Republican Gov. Brian Kemp’s stubborn response that other states’ voting laws are as bad as, or worse than, Georgia’s is childish and embarrassing.

Ditto Senate Minority Leader Mitch McConnell’s ham-handed threat this week to corporations to shut up about policy issues.

“Stay out of politics,” he warned on Tuesday, only to reverse himself on Wednesday.

But if Georgia GOP lawmakers thought their hot mess of a law would befuddle and silence enough urban voters to make a difference in close elections, they weren’t taking into account Atlanta Mayor Keisha Lance Bottoms.
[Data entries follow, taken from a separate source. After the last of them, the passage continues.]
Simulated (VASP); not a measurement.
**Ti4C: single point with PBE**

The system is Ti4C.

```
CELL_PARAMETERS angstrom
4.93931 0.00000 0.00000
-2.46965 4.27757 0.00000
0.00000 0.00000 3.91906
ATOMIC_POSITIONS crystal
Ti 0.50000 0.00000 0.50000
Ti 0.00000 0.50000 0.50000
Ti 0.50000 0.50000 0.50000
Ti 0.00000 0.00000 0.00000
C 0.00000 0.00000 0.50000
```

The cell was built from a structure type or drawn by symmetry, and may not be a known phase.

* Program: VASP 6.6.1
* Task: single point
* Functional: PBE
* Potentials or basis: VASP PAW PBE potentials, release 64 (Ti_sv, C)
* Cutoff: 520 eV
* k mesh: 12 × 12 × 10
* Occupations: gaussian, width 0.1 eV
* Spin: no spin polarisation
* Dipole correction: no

Bottoms showed strategic leadership Tuesday with an administrative order directing the city’s equity office to develop a plan to mitigate the new law’s effects.

“This administrative order is designed to do what those in the majority in the state legislature did not – expand our right to vote,” she said.

A mayor can’t undo what the legislature and governor have done, but she can take actions they should have: help voters prepare for future elections.

Her order includes measures to train city staff on voter registration and on early, absentee and in-person voting so they can communicate the changes to residents. It also directs the city to educate residents on how to obtain the forms of ID now required for absentee voting and to include QR codes and links regarding voter registration and absentee voting in water bills and other mailings.

Surely, we can all agree that when a state changes election rules, it has a responsibility to inform voters about those changes, so that eligible voters can indeed cast ballots.

Sadly, no. There’s no indication Georgia plans to educate voters or help them more easily comply with the law’s provisions. Meanwhile, the GOP disinformation campaign with unproven allegations about election fraud continues.

Six in 10 Republican voters believe the 2020 election was “stolen” from Donald Trump, and the same proportion say he should run again in 2024, a new Reuters/IPSOS poll reports. 

The former president continues to harp on “massive fraud” in the election, sowing distrust in the voting system. After multiple ballot recounts, investigations and court cases found no widespread voter fraud anywhere in 2020, this deliberate and willful ignoring of facts is appalling.

But lawmakers in more than 40 states, feeling pressure to do something, have introduced more than 361 bills to limit ballot access. About 55 bills are moving forward, according to the Brennan Center for Justice, a nonprofit policy institute that tracks voting rights.

Texas and Arizona are poised to pass restrictive laws, although what effect the laws may have is uncertain.

Georgia’s new law could have been worse. It will suppress the vote by making it harder for people to vote absentee and offering fewer ballot drop boxes, but Sunday voting was preserved.

And the GOP effort could backfire if new laws motivate voters to go to the polls in even greater numbers for gubernatorial and congressional midterm elections in 2022.

A coalition of more than 200 companies, including such giants as Dow, Twitter, Paypal and Uber, recently spoke out in favor of voting rights. Their voices are welcome, but it’s time to act.

The companies should join with state and local groups to spread the word about what the new laws entail, so eligible voters can indeed

 prepare for casting their ballots. Our elections need all of us, and we all need fair elections.